If the supply of water or of 'retail' bank accounts was left to rampant open competition with no restraints, some firms would grow by using both fair and unfair tactics; while others would be driven to bankruptcy. A failed bank or water company could leave its customers destitute or dying; so retail competition in banking and in water trading must be underpinned by a system that would ensure continuity of supply to the customers of failed suppliers. Hence the appearance of retail competition is pursued, by the politicians who hold the ring between ideologues and bureaucrats; who have some inkling of the extent of the damage that was done to the economy by the near-collapse of banking in 2008 and who are desperate to avoid being blamed for another ruinous cock-up.

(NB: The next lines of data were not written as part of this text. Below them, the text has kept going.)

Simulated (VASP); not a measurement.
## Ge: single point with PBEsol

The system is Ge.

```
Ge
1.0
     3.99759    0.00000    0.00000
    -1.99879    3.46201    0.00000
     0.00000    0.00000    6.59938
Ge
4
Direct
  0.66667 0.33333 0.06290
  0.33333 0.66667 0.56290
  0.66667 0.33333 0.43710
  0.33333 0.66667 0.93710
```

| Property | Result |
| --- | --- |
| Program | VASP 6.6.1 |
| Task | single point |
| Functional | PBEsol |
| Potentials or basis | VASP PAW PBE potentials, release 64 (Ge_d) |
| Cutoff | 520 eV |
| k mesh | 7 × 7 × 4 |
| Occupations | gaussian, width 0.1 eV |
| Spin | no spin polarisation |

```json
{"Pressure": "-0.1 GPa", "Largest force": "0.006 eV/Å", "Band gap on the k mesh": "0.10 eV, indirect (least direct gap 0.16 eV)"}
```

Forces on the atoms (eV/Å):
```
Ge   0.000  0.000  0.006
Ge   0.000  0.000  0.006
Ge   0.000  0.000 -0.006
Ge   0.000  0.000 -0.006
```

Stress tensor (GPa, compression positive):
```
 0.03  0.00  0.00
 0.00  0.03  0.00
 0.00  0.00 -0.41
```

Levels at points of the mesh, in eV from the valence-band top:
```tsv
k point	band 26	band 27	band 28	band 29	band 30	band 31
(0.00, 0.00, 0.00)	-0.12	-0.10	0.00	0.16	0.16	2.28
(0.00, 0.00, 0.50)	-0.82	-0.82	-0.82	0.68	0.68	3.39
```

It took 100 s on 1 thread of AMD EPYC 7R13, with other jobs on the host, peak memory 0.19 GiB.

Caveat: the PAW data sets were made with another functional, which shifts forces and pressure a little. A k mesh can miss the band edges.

At present both the water business and so-called banking are vertically integrated. Banks deal with every sort of financial transaction from managing children's saving accounts to ensuring that their whole complex pattern of operations has sufficient liquidity at all times. Water companies convey the fresh water supply from lake, river or aquifer to the kitchen sink [and Water-and-Sewerage companies carry the process forward to the point where the cleaned waste is returned to the environment]. Dogged Economists have come up with suggestions that in both cases 'retail' operations should be separated - or, at the least, 'ring-fenced' - from the risks and costs that are incurred in the 'wholesale' sectors if the industry; and that a show of competition, albeit closely controlled by regulators, should be fostered in the retail market. All this complex bureaucracy would be paid for by the users of banks and of water so that Economists would be able to claim that suppliers would be pushed a few metaphorical inches towards the nirvana of marginal cost pricing [a fantastical concept that any non-economists can pursue on Wikipedia if they have a few days to spare.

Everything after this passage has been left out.